Do you use Big-O complexity evaluation in the 'real world'?

https://stackoverflow.com/questions/1248509

12-09-2019
|

Question

Recently in an interview I was asked several questions related to the Big-O of various algorithms that came up in the course of the technical questions. I don't think I did very well on this... In the ten years since I took programming courses where we were asked to calculate the Big-O of algorithms I have not have one discussion about the 'Big-O' of anything I have worked on or designed. I have been involved in many discussions with other team members and with the architects I have worked with about the complexity and speed of code, but I have never been part of a team that actually used Big-O calculations on a real project. The discussions are always "is there a better or more efficient way to do this given our understanding of out data?" Never "what is the complexity of this algorithm"?

I was wondering if people actually have discussions about the "Big-O" of their code in the real word?

Solution

It's not so much using it, it's more that you understand the implications.

There are programmers who do not realise the consequence of using an O(N^2) sorting algorithm.

I doubt many apart from those working in academia would use Big-O Complexity Analysis in anger day-to-day.

OTHER TIPS

No needless n-squared

In my experience you don't have many discussions about it, because it doesn't need discussing. In practice, in my experience, all that ever happens is you discover something is slow and see that it's O(n^2) when in fact it could be O(n log n) or O(n), and then you go and change it. There's no discussion other than "that's n-squared, go fix it".

So yes, in my experience you do use it pretty commonly, but only in the basest sense of "decrease the order of the polynomial", and not in some highly tuned analysis of "yes, but if we switch to this crazy algorithm, we'll increase from logN down to the inverse of Ackerman's function" or some such nonsense. Anything less than a polynomial, and the theory goes out the window and you switch to profiling (e.g. even to decide between O(n) and O(n log n), measure real data).

Big-O notation is rather theoretical, while in practice, you are more interested in actual profiling results which give you a hard number as to how your performance is.
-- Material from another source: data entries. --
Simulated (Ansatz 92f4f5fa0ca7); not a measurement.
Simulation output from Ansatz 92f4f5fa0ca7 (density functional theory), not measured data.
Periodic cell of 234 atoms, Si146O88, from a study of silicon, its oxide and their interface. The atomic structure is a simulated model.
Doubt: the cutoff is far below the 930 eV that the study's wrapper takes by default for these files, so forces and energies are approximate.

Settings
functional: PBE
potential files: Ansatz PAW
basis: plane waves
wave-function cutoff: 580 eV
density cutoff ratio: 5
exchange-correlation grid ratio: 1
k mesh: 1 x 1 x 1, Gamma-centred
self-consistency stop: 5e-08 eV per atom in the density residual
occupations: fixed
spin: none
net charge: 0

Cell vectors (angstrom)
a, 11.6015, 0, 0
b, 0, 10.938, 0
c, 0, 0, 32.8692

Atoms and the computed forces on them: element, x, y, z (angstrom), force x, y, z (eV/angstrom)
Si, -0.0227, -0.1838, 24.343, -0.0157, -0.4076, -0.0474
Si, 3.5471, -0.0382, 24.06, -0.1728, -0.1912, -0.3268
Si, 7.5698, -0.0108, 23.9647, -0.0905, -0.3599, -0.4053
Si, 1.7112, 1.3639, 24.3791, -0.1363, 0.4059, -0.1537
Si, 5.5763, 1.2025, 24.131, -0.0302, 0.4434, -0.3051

You might have two sorting algorithms which by the book have O(n^2) and O(nlogn) upper bounds, but profiling results might show that the more efficient one might have some overhead (which is not reflected in the theoretical bound you found for it) and for the specific problem set you are dealing with, you might choose the theoretically-less-efficient sorting algorithm.

Bottom line: in real life, profiling results usually take precedence over theoretical runtime bounds.

I do, all the time. When you have to deal with "large" numbers, typically in my case: users, rows in database, promotion codes, etc., you have to know and take into account the Big-O of your algorithms.

For example, an algorithm that generates random promotion codes for distribution could be used to generate billions of codes... Using a O(N^2) algorithm to generate unique codes means weeks of CPU time, whereas a O(N) means hours.

Another typical example is queries in code (bad!). People look up a table then perform a query for each row... this brings up the order to N^2. You can usually change the code to use SQL properly and get orders of N or NlogN.

So, in my experience, profiling is useful ONLY AFTER the correct class of algorithms is used. I use profiling to catch bad behaviours like understanding why a "small" number bound application under-performs.

The answer from my personal experience is - No. Probably the reason is that I use only simple, well understood algorithms and data structures. Their complexity analysis is already done and published, decades ago. Why we should avoid fancy algorithms is better explained by Rob Pike here. In short, a practitioner almost never have to invent new algorithms and as a consequence almost never have to use Big-O.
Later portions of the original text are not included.